MTA Fiber Holdings, LLC, a wholly-owned subsidiary of Palmer, Alaska-based Matanuska Telephone Association (MTA), plans the first and only all-terrestrial fiber network connecting Alaska to the contiguous United States, AlCan ONE (Alaska Canada Overland Network). Construction of the new terrestrial fiber line has started, with a goal of being completed by the middle of 2020. The new network will terminate in North Pole, Alaska, and travel across Canada to reach the U.S.
MTA Fiber Holdings reports two of the current undersea cables that deliver broadband service to Alaska are nearing the end of their useful life.
The new network will have a capacity of up to 100 terabits per second, which the company expects to increase as demand dictates. By establishing a secure and reliable fiber connection to any point in the contiguous United States, the new network will provide MTA’s members, as well as others in the state, a fast data transport connection while saving the company money.
MTA currently pays significant broadband transport fees to other carriers to facilitate high-speed access for its membership. According to the company, the new all-terrestrial line will lower transport expenses and provide a secure and reliable route to the contiguous U.S. The network is seen as a long-term solution to give MTA and its members access to internet capacity while giving the option to reinvest funds in other parts of the company to better improve technology access.

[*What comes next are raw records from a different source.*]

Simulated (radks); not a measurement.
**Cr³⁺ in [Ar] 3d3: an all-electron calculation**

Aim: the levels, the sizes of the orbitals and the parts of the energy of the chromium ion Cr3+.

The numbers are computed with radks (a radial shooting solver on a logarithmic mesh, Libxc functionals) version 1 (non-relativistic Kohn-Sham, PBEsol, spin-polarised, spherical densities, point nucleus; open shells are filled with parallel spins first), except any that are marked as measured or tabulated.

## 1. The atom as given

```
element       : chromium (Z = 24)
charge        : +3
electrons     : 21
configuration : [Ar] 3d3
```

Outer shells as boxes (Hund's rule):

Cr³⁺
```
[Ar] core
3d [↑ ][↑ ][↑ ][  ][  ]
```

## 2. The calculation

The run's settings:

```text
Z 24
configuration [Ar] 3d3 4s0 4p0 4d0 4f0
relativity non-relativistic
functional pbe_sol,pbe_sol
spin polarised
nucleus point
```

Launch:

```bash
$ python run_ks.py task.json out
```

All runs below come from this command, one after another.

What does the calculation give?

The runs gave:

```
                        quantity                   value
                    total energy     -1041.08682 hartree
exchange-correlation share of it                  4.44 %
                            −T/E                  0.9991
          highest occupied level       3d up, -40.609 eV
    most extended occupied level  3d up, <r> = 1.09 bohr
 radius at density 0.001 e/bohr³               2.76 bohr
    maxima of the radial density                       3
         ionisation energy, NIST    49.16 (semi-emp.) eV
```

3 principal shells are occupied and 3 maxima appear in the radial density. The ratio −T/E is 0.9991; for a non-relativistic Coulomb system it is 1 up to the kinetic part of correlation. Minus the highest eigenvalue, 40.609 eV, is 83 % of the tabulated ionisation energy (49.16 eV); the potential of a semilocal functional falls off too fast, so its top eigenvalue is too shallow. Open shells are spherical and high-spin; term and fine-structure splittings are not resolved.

“This new terrestrial network will ensure the future viability and growth of the internet in Alaska,” said MTA CEO Michael Burke, in a prepared statement. “Alaska’s leaders have talked about a terrestrial fiber optic path out of the state for more than 20 years. We are pleased to be the ones to be able to make this a reality. This will be a major win for the people who live, play and work in Alaska, supporting business, job growth, and ultimately, the state’s economy.”